Additional benchmarks #62

warpfork · 2020-08-12T18:37:36Z

This PR contains a variety of new and extended benchmarks.

Existing benchmarks were moved to standardized benchmark names and standardized tables for parameters -- This is useful if we want to do charting (which will indeed be discussed later in the PR comment! Just hang on).

Set vs Fill benchmarks are introduced. Fill benchmarks (already existed, but renamed) measure how long it takes to create an entire hamt of some size; the Set benchmarks do an additional 1000 operations on top of an already created hamt, which offers more insight into costs of operations at particular scales.

Many new stats are tracked, using the now-standard ReportMetric feature:

bytes per entry (both as counted as reachable by the hamt, and also as counted as present in the blockstore)
blocks created per entry
numbers of get and put events on the blockstore
and more!
Some histograms are also available, but are commented out, as I haven't yet found a pleasing way to present them.
Some tests exist in both bulk flush and individual flush modes, which produce interestingly different statistics.

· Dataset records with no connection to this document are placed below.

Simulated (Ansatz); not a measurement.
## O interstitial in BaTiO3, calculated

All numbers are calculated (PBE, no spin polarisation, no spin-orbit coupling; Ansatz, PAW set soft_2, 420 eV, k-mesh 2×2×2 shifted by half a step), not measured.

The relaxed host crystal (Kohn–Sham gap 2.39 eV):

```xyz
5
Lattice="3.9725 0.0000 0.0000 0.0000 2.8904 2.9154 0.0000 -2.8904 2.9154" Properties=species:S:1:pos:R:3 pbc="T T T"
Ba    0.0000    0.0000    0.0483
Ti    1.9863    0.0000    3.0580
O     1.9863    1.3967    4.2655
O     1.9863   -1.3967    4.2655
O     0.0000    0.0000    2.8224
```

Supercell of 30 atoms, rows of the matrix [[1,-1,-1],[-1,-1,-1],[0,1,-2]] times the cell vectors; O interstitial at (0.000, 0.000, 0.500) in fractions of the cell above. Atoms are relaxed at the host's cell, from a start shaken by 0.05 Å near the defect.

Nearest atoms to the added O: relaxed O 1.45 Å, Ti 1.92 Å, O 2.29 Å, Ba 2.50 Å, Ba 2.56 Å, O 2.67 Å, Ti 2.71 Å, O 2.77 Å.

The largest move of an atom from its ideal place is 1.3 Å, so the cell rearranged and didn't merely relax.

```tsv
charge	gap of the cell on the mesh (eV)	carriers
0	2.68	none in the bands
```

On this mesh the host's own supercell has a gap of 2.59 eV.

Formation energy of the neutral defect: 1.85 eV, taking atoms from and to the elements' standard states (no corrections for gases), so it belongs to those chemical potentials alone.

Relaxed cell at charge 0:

The mockBlocks type was extended to add accounting for many of these statistics. (We can imagine using this in the future to make more tests asserting, for example, the number of get and put events expected for some operation. That's left for future work, however.)

Now, for some selected results!

I charted these using https://github.com/cep21/benchdraw . Instructions for reproducing these can be found in the comments in the diff body.

First of all: the number of blocks created in the blockstore per entry placed into a hamt during the Fill test: is... random?

The reason for this appears to be that creation of subshards during value insertion will unconditionally and immediately Put to the blockstore. (This might be a bit surprising, since almost every other logical branch that value insertion and update can take will mutate cache nodes, and not immediately do a Put.)

This seems like it could represent a lot of unnecessary garbage block creation. However, this may vary by workloads: if a workload can't bulk its writes anyway, this may simply not matter in practice. (I don't have a lot of information about workloads right now.)

Get events to perform a lookup: larger bitwidth parameters need fewer get events. Larger hamts need slowly more gets, of course. No big surprises here. (I like no surprises.)

The number of addtional blocks created during inserting entries: is also higher for smaller bitwdiths. Larger hamts also need slowly more blocks. This is also simple good confirmatory news: it scales reasonably nicely.

More benchmarks could be useful in the future. In particular I'm very aware that these are benchmarking synthetic operations; more information about actual workloads could result in much more interesting benchmarks. But hopefully these are useful, and have useful outlines of how to do yet more in the future.

…e charting; introduce Set vs Fill benchmarks; report bytes/entry and blocks/entry.

Do flush explicitly. It is necessary in this library's API. Started measuring byte size in another, more direct mechanism. There's a significant difference between the two forms of measurement (the checkSize method gives much flatter results than the look at the blockstore does!); I don't yet understand why this is or what significance it might (or might not) have. BenchmarkSet now has two variants: bulk flush and individual flush. The behavior in terms of how many new blocks are created varies markedly, as you'd expect. Include more bitsizes. I want to gather enough datapoints to draw interesting charts. Surely we'll expect to see some predictable change in the scaling curves across this dimension? Histograms of the sizes of blocks that appear in storage are now available. I've commented them back out after making some observations; they produce quite a lot of noise in output.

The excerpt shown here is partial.